“We’re trying to strike a balance here,” said Minister of State John Halligan when asked about the Government’s housing policy in the context of the proposed 324 unit development earmarked for a site off the Williamstown Road. “As any politician in Waterford will tell you, I know that my office is inundated with people trying to get into the housing market or trying to get local authority housing. It’s absolutely catastrophic and I’m a member of Government saying that and I would be disrespectful to media if I said that wasn’t the case, but we have to look very carefully at this.”
Minister Halligan continued: “Absolutely and obviously, all of the time when you’re building something, you must have infrastructure put in place and I would imagine that part of that development will have to include proper infrastructure – I’ve always said that – and I think that will have to be the case. But I think we should be very careful and mindful of the fact that we have thousands of children on the homeless list, we have thousands of people who can’t get into the private housing market because of the cost of private houses so we are obliged as a Government, as any government would be, to make sure that we can house these people and make houses available. So again I think it’s about a balance of making sure that the infrastructure is put in place first of all and I would agree with those who have said that proper infrastructure would be put in place but we should also be very careful in opposing the development of houses and I would not be one to do that.”
The proposed Williamstown development, lodged by Cone Pine Properties Ltd (with Kieran Wallace as Receiver) on February 6th, is seeking permission for the construction of 228 houses, 96 apartments (in 11 blocks), a crèche and associated site works. An Bord Pleanála received 51 submissions regarding the proposal, which is due to be decided by Tuesday, May 28th. The development has been advanced via the fast-track mechanism initiated by the Government in June 2017, which allowed project applications of more than 100 units to be made directly to An Bord Pleanála.

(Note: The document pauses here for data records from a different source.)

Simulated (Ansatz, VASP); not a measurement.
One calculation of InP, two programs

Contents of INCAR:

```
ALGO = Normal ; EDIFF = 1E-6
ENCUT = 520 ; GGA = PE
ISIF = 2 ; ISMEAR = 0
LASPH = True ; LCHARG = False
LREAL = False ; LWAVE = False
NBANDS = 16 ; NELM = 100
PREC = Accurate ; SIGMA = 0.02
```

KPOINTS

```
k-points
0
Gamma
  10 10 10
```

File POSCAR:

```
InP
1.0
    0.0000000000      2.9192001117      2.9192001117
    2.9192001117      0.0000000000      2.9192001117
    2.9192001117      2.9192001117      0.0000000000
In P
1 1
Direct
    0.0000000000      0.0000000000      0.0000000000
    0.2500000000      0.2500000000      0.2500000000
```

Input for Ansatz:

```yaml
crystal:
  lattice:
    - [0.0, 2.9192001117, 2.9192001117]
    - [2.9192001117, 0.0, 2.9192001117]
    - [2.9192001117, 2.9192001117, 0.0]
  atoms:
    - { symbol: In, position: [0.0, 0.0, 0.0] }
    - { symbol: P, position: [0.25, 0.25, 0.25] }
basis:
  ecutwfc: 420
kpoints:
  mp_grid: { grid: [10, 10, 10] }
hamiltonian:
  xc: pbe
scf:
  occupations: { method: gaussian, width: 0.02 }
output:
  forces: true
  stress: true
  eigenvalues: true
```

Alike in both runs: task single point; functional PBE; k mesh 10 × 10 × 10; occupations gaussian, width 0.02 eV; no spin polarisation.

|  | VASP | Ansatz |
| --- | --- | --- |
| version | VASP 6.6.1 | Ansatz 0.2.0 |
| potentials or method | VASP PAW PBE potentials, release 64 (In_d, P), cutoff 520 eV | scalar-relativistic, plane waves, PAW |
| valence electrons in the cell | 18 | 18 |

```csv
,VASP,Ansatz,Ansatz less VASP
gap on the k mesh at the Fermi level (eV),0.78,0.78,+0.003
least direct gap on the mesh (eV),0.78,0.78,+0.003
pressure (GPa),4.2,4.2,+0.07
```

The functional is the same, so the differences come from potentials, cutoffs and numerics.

Speaking at the April Plenary meeting of Waterford City & County Council, Council Chief Executive Michael Walsh stated: “I don’t even agree with the density guidelines for Waterford, but I can’t change them. They’re a reality…the simple reality is that the planning guidelines and planning policy in this country is dictated by a need to increase the densities – and even the developer mightn’t agree with it, ironically – but they have no chance of getting planning permission from An Bord Pleanála unless they achieve those densities so as a consequence they have to design accordingly. That’s the dilemma that we have here and that’s the essence of the issue.”